Governor wants companies to disclose recording capabilities on Smart devices
‘We’ve all heard reports of smart speakers and other connected devices recording people without their knowledge, and that possibility raises important questions about privacy for the future.’ – Governor Cuomo
Press Release, Gov. Andrew Cuomo’s Office
Governor Andrew M. Cuomo today announced a proposal to require companies to prominently disclose information about devices that can record and retain and transmit recordings, such as smartphones, smart speakers and smart TVs.
The Governor will propose legislation requiring the disclosure so that New Yorkers can make informed decisions when they choose to buy an internet-connected device that is capable of recording, and so that written warnings about recording are not hidden or written in small print. The bill would require that smart devices disclose that they are recording their owners before a device is set up, so that owners can manage their settings accordingly.
“We’ve all heard reports of smart speakers and other connected devices recording people without their knowledge, and that possibility raises important questions about privacy for the future,” Governor Cuomo said. “This legislation requires the makers of these devices to disclose the facts so New Yorkers can make informed decisions about the capabilities of what they buy. Everyone has a right to know the facts about the devices they buy, and those facts should be prominently displayed, not hidden in the fine print.”
Over 80 percent of Americans own a smartphone or other digital assistant device, the vast majority of which are equipped with internal microphones or other audio recording capabilities. A 2019 Pew Research survey revealed that beyond smartphones, a quarter of U.S. adults also have voice-controlled smart speakers in their phones.

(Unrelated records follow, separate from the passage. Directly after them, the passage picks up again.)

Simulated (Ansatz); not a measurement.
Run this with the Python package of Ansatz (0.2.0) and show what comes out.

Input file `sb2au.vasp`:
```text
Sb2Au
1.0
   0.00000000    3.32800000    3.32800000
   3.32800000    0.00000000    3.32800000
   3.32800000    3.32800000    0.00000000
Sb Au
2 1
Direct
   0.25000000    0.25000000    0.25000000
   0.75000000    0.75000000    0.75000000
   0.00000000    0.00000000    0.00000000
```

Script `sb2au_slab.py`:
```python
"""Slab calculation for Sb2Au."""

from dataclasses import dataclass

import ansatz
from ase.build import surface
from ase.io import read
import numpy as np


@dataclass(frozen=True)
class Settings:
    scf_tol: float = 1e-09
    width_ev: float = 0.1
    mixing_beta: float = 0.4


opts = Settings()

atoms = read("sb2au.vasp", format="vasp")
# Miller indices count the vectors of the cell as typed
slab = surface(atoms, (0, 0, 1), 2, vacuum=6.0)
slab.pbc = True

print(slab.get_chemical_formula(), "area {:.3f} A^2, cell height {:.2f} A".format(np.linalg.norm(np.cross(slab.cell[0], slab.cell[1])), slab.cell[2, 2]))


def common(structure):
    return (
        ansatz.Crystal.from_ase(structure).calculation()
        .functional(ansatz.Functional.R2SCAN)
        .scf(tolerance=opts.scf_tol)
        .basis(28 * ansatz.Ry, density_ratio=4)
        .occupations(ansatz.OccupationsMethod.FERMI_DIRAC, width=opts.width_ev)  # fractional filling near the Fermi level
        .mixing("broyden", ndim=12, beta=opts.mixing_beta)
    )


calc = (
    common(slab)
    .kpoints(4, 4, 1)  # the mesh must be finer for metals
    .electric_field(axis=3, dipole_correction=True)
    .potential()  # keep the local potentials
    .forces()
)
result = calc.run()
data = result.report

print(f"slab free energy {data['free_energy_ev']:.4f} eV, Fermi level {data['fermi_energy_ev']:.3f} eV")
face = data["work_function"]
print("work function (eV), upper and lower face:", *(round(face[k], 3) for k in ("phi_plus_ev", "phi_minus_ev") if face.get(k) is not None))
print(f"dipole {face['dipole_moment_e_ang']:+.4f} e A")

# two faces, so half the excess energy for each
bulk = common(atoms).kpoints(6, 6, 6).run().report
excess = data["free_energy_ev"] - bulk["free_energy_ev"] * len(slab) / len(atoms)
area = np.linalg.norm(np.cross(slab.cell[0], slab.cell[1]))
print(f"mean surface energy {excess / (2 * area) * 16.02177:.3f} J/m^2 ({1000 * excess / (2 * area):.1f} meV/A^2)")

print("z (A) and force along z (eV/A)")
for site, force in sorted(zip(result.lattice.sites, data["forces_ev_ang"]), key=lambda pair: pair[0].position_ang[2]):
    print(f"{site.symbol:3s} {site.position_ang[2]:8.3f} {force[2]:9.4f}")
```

54 percent of smart speaker owners express worry about how much of their personal audio information is collected and 66 percent reject better personalization of smart speaker recommendations if it means more of their personal data is collected. These statistics demonstrate that consumers who are educated are empowered to make decisions that are appropriate for their personal privacy and will ensure this legislation benefits New Yorkers.